AttributeError: ‘int’ object has no attribute ‘x’ fires because integers implement almost nothing accessible by dot notation. They carry no sequence methods, no string methods, no collection methods. An integer is a single value — it has no items to append to, no characters to transform, no keys to look up.

Run print(type(your_variable)) on the variable the error names. If it prints where you expected a list, string, or dictionary, the variable was assigned the wrong type. Trace it back to the assignment — that’s where the fix lives.

Three assignment patterns produce this mismatch silently.

A function that returns a count or length. len(), count(), sum(), max(), min() — all return integers. Assign the result to a variable and you hold an integer, not the original collection. Call the method on the original collection, not on the integer it returned.

A function that returns an integer where you expected a list. A database query returning a row count, an API returning a status code, a calculation returning a total — any of these lands as an integer. Check the return type of every function whose result you call a method on.
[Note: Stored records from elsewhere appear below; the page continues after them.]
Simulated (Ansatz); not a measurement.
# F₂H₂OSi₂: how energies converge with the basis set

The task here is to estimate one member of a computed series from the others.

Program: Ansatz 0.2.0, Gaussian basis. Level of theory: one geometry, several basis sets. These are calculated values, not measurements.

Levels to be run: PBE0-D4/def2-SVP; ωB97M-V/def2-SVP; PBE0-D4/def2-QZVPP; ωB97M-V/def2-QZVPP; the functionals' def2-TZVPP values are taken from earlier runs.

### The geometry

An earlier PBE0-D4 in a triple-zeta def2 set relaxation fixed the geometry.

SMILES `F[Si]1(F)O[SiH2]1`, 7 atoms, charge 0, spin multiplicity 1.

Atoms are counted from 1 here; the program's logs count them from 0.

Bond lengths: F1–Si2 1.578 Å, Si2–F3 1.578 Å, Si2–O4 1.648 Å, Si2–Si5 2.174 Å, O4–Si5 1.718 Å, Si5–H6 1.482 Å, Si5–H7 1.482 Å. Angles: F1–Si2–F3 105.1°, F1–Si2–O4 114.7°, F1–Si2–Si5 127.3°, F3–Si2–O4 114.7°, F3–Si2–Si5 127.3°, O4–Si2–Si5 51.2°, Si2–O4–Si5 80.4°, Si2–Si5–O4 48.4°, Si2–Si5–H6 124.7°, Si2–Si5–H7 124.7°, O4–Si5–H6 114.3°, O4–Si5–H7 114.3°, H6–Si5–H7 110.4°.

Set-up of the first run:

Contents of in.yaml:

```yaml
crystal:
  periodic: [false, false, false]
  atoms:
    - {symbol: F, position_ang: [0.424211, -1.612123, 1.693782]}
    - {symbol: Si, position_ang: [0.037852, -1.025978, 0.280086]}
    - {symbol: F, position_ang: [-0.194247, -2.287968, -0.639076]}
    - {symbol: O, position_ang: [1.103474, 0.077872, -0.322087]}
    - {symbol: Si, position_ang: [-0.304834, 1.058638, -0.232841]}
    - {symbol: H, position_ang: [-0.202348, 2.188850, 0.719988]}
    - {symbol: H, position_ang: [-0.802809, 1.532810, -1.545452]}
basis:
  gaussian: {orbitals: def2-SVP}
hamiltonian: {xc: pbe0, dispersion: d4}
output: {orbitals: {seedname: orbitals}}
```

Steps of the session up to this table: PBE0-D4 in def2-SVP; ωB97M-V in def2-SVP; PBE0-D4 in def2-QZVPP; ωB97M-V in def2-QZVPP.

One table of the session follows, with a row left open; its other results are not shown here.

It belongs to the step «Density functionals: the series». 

A variable overwritten mid-script with an integer. A variable that starts as a list and later gets assigned my_list = len(my_list) produces an integer at that point. Every .append(), .sort(), or .lower() after that line crashes. Search every assignment to that variable name and find the one that assigned an integer.

The one integer method worth knowing: integers in Python do have some attributes. my_int.bit_length() returns the number of bits needed to represent the value. my_int.to_bytes(length, byteorder) converts to bytes. Everything else — append, lower, split, get, keys — belongs to another type entirely.